Here’s how Kocieniewski laid out the whole grim business:

Only a tenth of a cent or so of an aluminum can’s purchase price can be traced back to the strategy. But multiply that amount by the 90 billion aluminum cans consumed in the United States each year — and add the tons of aluminum used in things like cars, electronics and house siding — and the efforts by Goldman and other financial players has cost American consumers more than $5 billion over the last three years, say former industry executives, analysts and consultants.

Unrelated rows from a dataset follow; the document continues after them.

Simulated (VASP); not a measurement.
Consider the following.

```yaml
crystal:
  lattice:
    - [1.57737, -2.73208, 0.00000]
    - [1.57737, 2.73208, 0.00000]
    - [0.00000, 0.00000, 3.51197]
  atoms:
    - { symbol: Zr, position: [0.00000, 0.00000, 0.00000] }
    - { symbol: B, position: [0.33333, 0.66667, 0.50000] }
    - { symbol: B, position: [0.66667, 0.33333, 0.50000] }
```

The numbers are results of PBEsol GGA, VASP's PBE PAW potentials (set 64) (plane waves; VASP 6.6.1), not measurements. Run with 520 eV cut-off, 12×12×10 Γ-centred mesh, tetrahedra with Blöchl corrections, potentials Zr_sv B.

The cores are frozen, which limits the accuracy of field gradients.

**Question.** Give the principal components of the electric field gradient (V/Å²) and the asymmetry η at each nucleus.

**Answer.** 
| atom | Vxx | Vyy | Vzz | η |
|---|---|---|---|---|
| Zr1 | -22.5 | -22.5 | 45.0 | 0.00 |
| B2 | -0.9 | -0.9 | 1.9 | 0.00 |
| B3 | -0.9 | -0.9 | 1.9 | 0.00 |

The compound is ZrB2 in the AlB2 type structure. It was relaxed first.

The inflated aluminum pricing is just one way that Wall Street is flexing its financial muscle and capitalizing on loosened federal regulations to sway a variety of commodities markets, according to financial records, regulatory documents and interviews with people involved in the activities.

The maneuvering in markets for oil, wheat, cotton, coffee and more have brought billions in profits to investment banks like Goldman, JPMorgan Chase and Morgan Stanley, while forcing consumers to pay more every time they fill up a gas tank, flick on a light switch, open a beer or buy a cellphone. In the last year, federal authorities have accused three banks, including JPMorgan, of rigging electricity prices, and last week JPMorgan was trying to reach a settlement that could cost it $500 million.

So much for Act One in the pantomime drama of the official business scandal. Goldman, by now an old hand in these matters, met the Times‘ revelations with a “ fact sheet” outlining, in the broadest possible terms, the contours of its aluminum interests. The document resounded with all the detail and analytical persuasiveness of a Richard Scarry book on the subject, noting mainly that Goldman is a really big player in a really big market. Did you know that “at any time, a company can buy aluminum from a producer”? Well, all right, then! We can only assume it was due to a harried lack of imagination on the part of the firm’s PR team that the release was not, in fact, titled “Cars and Trucks and Things That Go.”

The closest Goldman came to engaging in a substantive claim was an entry citing the oversight authority of the global board for the industry, the London Metal Exchange (LME). Because of the LME’s strictures, the sort of collusive delays that the Times reported occurring among the aluminum warehouses in Michigan are strictly forbidden: “Trading affiliates of a warehouse operator do not have any information regarding warehouse operations,” Goldman insisted, “as such trading is separated by LME-mandated information barriers, the integrity of which is verified through regular independent audits.”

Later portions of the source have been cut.